Having arrived in America with her father before the Nazi's took control of Europe Rose White (Kyra Sedgwick) decided to hide her Jewish heritage, changing her name and living her life as a typical American with an eye on achieving a successful career. The only time she embraces her heritage is on the weekly visit across town to see her father Mordecai Weiss (Maximilian Schell) and elderly relatives. But then she receives the shocking new as when her father brought her to America they left behind his mother and sister Luisa (Amanda Plummer) with the plan of sending them money to come over later but ended up along with other Jews in a concentration camp. Having long thought her sister to have died with their mother it turns out Luisa survived the camp and is coming to America. Now Luisa having moved in with Rose forces her to confront the heritage she has tried to hide as well as her fortune for not having gone through what Luisa had to. Whilst her father has to deal with his own feelings of guilt over having never tried to go back for his wife and daughter.
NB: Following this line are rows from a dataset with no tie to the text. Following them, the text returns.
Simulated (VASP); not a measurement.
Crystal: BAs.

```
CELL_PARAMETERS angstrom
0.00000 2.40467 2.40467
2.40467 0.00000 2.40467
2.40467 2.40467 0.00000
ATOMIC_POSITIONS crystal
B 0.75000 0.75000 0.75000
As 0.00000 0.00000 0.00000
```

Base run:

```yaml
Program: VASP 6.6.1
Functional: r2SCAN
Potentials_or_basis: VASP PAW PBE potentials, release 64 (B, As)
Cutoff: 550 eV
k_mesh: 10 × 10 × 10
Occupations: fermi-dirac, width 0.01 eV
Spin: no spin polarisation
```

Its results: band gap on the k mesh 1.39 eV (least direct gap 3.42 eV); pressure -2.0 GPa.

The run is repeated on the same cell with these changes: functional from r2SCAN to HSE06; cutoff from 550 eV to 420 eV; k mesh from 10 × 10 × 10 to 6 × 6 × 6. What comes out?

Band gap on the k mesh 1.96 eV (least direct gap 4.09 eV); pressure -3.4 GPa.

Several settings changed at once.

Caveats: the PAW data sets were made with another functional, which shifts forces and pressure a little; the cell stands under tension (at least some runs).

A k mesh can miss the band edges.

Without wanting to sound pretentious "Miss Rose White" is a contemplation on denial and guilt focusing on Rose's denial and her father's guilt. That is not the only things it covers but it is the central focus of the movie as we watch Rose live her life as an American only reverting back to her Jewish name and heritage when she crosses town for Friday night Shabbat. We watch how she hides the truth, avoiding answering questions about why she can't go out on a Friday night when her American boyfriend asks her out and how she knows if her father ever learnt the truth he would be disappointed in her.
It is a beautifully worked drama which has plenty of secrets which cause drama such as Mordecai's own guilt for never trying to rescue his wife and daughter. And all of this builds to an emotional, satisfying yet wonderfully open ending where director Joseph Sargent resists the need to tie everything up, leaving some elements open to interpretation.
Now the reason why this drama works is because the visual detail, not just in the sets which are wonderful or the fashions which make Sedgwick look amazing but in the contrast. In those early scenes where Rose meets Luisa at the port the contrast between them is enormous and when they go to Rose's apartment the humbleness and fragility of Luisa is of huge contrast to Rose's confidence and being use to the American way. There is a lot more and "Miss Rose White" is a drama rich in detail both visual and narrative which keeps you watching as every scene reveals something more to paint this bigger picture and often hitting you with powerful scenes.
At the centre of all this is Kyra Sedgwick who delivers to me a perfect performance as a Jewish girl brought up to live the American dream yet expected to retain her Jewish heritage leading to her conflict and lies. It is through the looks Sedgwick gives that you can sense that whilst coming to America was the making of her being left with her Orthodox father was incredibly hard work. But Sedgwick is not alone and Maximilian Schell gives a performance of a proud man, clinging on to his heritage but racked with guilt over his family.
What this all boils down to is that "Miss Rose White" is one of those rich dramas which has a lot going on which continually builds and reveals itself to tell a spellbinding, moving story. It is also a story which not only benefits from a great look but also great performances from a small but talented cast.